GiellaLT provides rule-based language technology aimed at minority and indigenous languages
Dokumentasjon av transferreglar.
“Apertium is a more complicated and less user friendly version of sed.”
Documentation:
Task:
Num Sg (Nom|Acc) + N Sg Gen => Num Sg Nom + N Par
Input:
$ echo "Leat guokte guoli" | apertium -d . sme-smn-biltrans
^Leat<vblex><iv><indic><pres><pl3><@+FMAINV>/Leđe<vblex><indic><pres><pl3><@+FMAINV>$ ^guokte<num><sg><nom><@←SUBJ>/kyehti<num><sg><nom><@←SUBJ>$
^guolli<n><sem_ani><sg><gen><@Num←>/kyeli<n><sem_ani><sg><gen><@Num←>$
Output:
$ echo "Láá kyehti kyellid" | hfst-proc smn-sme.automorf.hfst
^Láá/Leđe<vblex><iv><indic><pres><pl3>$
^kyehti/kyehti<num><sg><nom>$
^kyellid/kyeli<n><par>$
Rule 1: Ignore disambiguation errors!
$ echo "Leat guokte guoli" | apertium -d . sme-smn
#Leđe #kyehti kyele
So what output do we current have ?
$ echo "Leat guokte guoli" | apertium -d . sme-smn-postchunk
^Leđe<vblex><indic><pres><pl3>$ ^kyehti<num><sg><nom>$ ^kyeli<n><sg><gen>$^.<sent>$
So, what do we actually want to do ?
<n><sg><gen> --> <n><par> | [ <num><sg><nom> | <num><sg><acc>
In Apertium we call the first part (before the two pipes) the “action”, and the second part (… the context after the two pipes) the “pattern”.
So:
Pattern = [ <num><sg><nom> ]( <num><sg><acc> ) <n><sg><gen>
Action = <n><sg><gen> --> <n><par>
<sg> --> ""
<gen> --> <par>
Patterns are defined by “def-cat” entries. The “cat” stands for category.
<def-cat n="num-nomacc">
<cat-item tags="num.sg.nom.*"/>
<cat-item tags="num.sg.acc.*"/>
</def-cat>
This is a set of two items, one containing nom and one containing acc.
You can change the order of the “cat-items” (they are more or less a set). The tags are not sets, they are sequences with wildcards.
To do “or” in the category entries, you just add more cat-item lines.
<def-cat n="n-sg-gen">
<cat-item tags="n.sg.gen.*"/>
</def-cat>
So, to match the pattern “numeral singular in nominative or accusative followed by noun singular in genitive” we would do:
<pattern>
<pattern-item n="num-nomacc"/>
<pattern-item n="n-sg-gen"/>
</pattern>
Here the order is important, this is a sequence.

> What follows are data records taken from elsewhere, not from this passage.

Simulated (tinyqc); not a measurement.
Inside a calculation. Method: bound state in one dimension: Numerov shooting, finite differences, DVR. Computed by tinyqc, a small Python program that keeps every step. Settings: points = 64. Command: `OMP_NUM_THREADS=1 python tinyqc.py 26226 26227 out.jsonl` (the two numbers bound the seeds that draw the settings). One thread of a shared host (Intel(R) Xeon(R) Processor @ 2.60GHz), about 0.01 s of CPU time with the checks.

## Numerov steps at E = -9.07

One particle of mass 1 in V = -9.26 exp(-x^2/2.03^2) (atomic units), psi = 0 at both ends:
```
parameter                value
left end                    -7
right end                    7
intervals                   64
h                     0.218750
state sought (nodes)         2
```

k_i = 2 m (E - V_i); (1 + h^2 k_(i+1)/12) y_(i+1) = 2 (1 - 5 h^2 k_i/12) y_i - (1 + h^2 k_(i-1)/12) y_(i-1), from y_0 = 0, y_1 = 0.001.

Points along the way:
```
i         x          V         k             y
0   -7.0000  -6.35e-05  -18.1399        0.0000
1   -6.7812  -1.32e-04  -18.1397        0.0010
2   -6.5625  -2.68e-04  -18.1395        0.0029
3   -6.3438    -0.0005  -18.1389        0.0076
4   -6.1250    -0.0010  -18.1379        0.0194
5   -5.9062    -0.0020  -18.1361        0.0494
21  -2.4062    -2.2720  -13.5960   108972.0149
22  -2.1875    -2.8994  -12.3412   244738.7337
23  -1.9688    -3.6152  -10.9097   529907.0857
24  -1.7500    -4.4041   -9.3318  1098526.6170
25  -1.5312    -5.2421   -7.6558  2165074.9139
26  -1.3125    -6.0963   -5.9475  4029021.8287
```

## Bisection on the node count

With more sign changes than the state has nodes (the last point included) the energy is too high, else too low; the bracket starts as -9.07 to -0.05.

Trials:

The “.” is not a regular expression “.” it is ><
so:
n.sg.gen.* = <n><sg><gen>(<*>)+
n.*.gen.* = <n><*><gen>(<*>)+
Let´s start to define our rule file:
-------------------------------------------------------
<transfer>
<section-def-cats>
<def-cat n="num-nomacc">
<cat-item tags="num.sg.nom.*"/>
<cat-item tags="num.sg.acc.*"/>
</def-cat>
<def-cat n="n-sg-gen">
<cat-item tags="n.sg.gen.*"/>
</def-cat>
</section-def-cats>
<section-rules>
<rule>
<pattern>
<pattern-item n="num-nomacc"/>
<pattern-item n="n-sg-gen"/>
</pattern>
</rule>
</section-rules>
</transfer>
-------------------------------------------------------
Input:
^guokte<num><sg><nom><@←SUBJ>/kyehti<num><sg><nom><@←SUBJ>$ ^guolli<n><sem_ani><sg><gen><@Num←>/kyeli<n><sem_ani><sg><gen><@Num←>$
| ________________________**| |**________________________|
Source language (SL) Target language (TL)
| _________________________________________________________|
Lexical unit (LU)
Now we look at the action. Actions are defined within the <rule>.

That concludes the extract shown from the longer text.